Sweat the Small Stuff

Have you ever looked up at the night sky and wondered what it would be like to be a spaceman or astronaut? 

Although many of us may have dreams of space actually travelling there isn’t top of my bucket list. Despite this I was recently given a copy of Chris Hadfield’s book, ‘An Astronauts guide To Life On Earth’. Biographies are not usually my genre of choice but this one is different as it goes much further than a life story. It literally is a ‘Guide to Life on Earth’, as an Astronaut or otherwise.

Chapter 4 – Sweat the small stuff – is one chapter in a book of thirteen chapters. Sweating the small stuff may not be appropriate all of the time but there are some definite benefits. (Like the time when Chris almost blinded himself with anti-fog solution – NASA now use a less noxious substance.)

Throughout the chapter Chris refers back to historical space programmes, explains what was learnt and the legacy this leaves for the future. By looking at the situation in detail space travel has never been safer. (The Challenger disaster was a terrible blow for Space travel and important lessons have been learnt.)

I have a reputation for attention to detail and often my role as a VA means I am called to be diligent and consider all the detail. I may not look like (or even want to be) an Astronaut but the mind-set has helped enormously:

Put the detail into context – it may not be appropriate all the time but don’t dismiss its usefulness, however time consuming.
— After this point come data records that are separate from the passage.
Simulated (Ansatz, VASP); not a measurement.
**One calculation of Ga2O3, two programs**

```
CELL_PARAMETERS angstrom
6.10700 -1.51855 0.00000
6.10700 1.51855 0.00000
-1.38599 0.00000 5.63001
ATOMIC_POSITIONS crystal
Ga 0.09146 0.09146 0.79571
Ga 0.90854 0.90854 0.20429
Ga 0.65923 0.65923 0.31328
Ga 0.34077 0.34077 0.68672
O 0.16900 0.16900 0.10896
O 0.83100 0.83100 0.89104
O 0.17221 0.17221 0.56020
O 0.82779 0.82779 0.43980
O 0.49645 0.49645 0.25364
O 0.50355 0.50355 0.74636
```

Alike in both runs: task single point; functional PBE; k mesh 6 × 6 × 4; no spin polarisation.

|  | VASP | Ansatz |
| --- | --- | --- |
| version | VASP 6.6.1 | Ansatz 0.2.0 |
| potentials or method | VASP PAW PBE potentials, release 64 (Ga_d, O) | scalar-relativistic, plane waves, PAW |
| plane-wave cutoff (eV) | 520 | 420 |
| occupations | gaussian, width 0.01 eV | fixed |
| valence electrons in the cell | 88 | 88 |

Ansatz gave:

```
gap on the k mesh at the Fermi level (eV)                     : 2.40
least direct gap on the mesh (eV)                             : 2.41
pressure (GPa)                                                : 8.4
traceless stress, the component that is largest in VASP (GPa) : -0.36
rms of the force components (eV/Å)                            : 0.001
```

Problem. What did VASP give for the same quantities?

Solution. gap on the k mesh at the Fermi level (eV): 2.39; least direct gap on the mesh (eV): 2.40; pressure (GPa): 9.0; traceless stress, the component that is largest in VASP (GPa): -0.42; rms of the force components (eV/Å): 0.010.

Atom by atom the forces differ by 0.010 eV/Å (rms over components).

Don’t work in isolation – a company and more importantly a team is more than one person, working together to sweat the small stuff halves the load and increases success.

Think about succession planning – for future success learn lessons, make it easier for others to understand the situation and make it easier for others to take the lead in the future.

Is there an area of your business where sweating the small stuff now will pay dividends in the future?

“In my .. line of work, an astronaut who doesn’t sweat the small stuff is a dead astronaut.” Chris Hadfield.